The simplest answer to this mighty question is likely this: a Great Book is a book which causes a reader to confront fundamental questions about the human condition or develops in one the capacity to ask such questions (thanks to Owen Goldin for that addendum). For instance: what is man? What is the basis of morality/are these opposing actions moral? Is man by nature good or evil? Can man learn good or evil (or virtue)? What is the specific nature of man? What is Truth and can it be attained? Etc…A Great Book does not per se have to confront all these questions, but rather during its reading such questions should naturally come up. For instance, during Homer’s Iliad, Achilleus, a young semi-divine warrior has his concubine, which he won through battle, unrightfully stripped from him after a public encounter with the lord of all the Achaians. The reason Achilleus has his concubine stripped from him–who was rightfully his–is that he spoke against Agamemnon in order to have a prophet give forth the reason that the Achaians were being plagued by Apollo, god of plague, archery, etc…So, technically, Achilleus was serving the people and protecting the prophet who would lead the people out of plague. Agamemnon, however, perceived Achilleus as speaking out of turn, and when he heard that he would have to give up his own recently won concubine, Chryseis, he demanded Achilleus’ in turn, Briseis. Achilleus consents to this after considering killing Agamemnon, but in response removes himself from the war. As a result of having his “bride” taken from him, Achilleus begins to ponder the foundations of a glory based society. Why should he, he wonders, ever fight if he and a coward will be held “in a single honor”, and both end up in the same dark and dreary Hades, regardless of deeds. He also considers the foundation of the war–if Menelaos summoned all these men to fight for stolen Helen–is not Agamemnon repeating this offense by stealing Achilleus’ concubine from him? Deep and difficult questions. Questions which challenge and consider the foundations of human relations and society–through the context of external wars and wars of emotion within–these are the questions which make the Iliad great. And questions of similar degree are what make any “Great Book” great.
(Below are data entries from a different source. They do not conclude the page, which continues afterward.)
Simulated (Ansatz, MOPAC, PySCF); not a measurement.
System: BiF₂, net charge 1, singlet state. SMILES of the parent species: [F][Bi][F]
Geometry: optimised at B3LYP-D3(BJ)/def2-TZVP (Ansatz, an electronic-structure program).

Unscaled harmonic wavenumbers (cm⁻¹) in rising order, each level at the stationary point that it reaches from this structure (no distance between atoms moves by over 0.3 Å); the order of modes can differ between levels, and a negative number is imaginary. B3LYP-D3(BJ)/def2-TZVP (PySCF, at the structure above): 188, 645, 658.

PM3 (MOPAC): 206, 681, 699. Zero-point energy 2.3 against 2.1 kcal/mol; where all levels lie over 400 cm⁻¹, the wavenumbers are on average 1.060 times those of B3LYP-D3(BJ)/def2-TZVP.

The second criterion a book must fulfill in order to be “great” is that it must be “timeless”. What timeless, in this context, means is that the values, lessons, and plot of a book must be relatable, connectable, and have some edifying effect on readers. For example, again in the Iliad, Achilleus rightfully questions the valorous heroic code of honor if it used to serve a hypocritical and inglorious (in his opinion) king. However, upon Achilleus’ best friend, Patroklos, being slain by Hektor, Achilleus immediately, without question, makes amends with Agamemnon and seeks vengeance for his departed friend. Now, one may question the relative value or morality of seeking vengeance or retribution as one’s means of justice, and the text certainly allows for that as Achilleus is less and less described as a man, and more and more takes on fire imagery, representing his full consumption by passionate and overpowering Rage. The value, however, which is not questioned is friendship. Achilleus, though he may question leadership, honor-bound society, etc…never once questions what his friend meant to him, and though he may be misguided in how he seeks justice (or he may not), he, like many today might claim, values friendship even over far more abstract principles of loyalty.
The third criterion which a book must fulfill to be “great” is that it must admit of multiple thoughtful and potentially correct interpretations–which may also be mutually exclusive from each other. For instance, if one takes the example above of Achilleus re-entering the Trojan War solely to avenge his fallen friend and kill his friend’s “murderer”, one might rightfully say that Achilleus’ intentions are suspect, and that he is not truly earning himself kleos by serving his emotions rather than a principle of loyalty or friendship. On the other hand, one might equally well say that Achilleus is such a strong adherent to the value of loyalty and friendship that such values require no thought on his part–he lives and feels such values so deeply that he is essentially incapable of questioning them. Having such values ingrained in him provide him with an Archimedean point when questioning other values–like the fabric of the heroic society from above. And from yet a third perspective, one might say that Achilleus is noble in the pursuit of justice for his fallen friend, but he is ignoble in the sense that he has allowed emotions to overpower him (much as they will his cousin Ajax later in the Contest of Arms) where no man ever did so. But then, again, perhaps this perspective just serves to illustrate how ultimately human Achilleus is in the light of his semi-divine heritage and powers. Such lively reflection and debate is the well-spring of thinking, reflection, and what is called “critical thinking”. And such thought is the goal (entelecheia) of reading a “Great Book.”
The fourth piece of the “Great Book” puzzle is that such a work must uphold and question values of human nature and society at the same time. A “Great Book” is therefore the great bridge (pons magnus) in that it is politically progressive in questioning the values of a day while also politically conservative in upholding the very same values, though perhaps under differing conditions. As written above, Achilleus clearly questions the value and nature of Agamemnon’s authority, and in fact he invites the reader to question what the root of authority is: is it physical power derived from divine heritage, or is it simply commanding the largest fleet and most men? However, what Homer does not allow is one to question authority itself as a value–as he clearly demonstrates by having Nestor, wisest and oldest of the Achaians, explicitly tell Achilleus, “Nor, son of Peleus (Achilleus), think to match your strength with the king, since never equal with the rest is the portion of honour of the sceptred king to whom Zeus gives magnificence. Even though you are the stronger man, and the mother who bore you was immortal, yet is this man greater who is lord over more than you rule.”(Iliad, Book I, 277-282, Lattimore tr.). So, all in one scene, one observes the progressive tendency towards questioning the manifestation of an institution, the conservative tendency of upholding the necessity of values, and a third way of both questioning and upholding values based on reflection of the situation as a whole. Such reflection, like in the paragraph above, is the legacy of “Great Books”.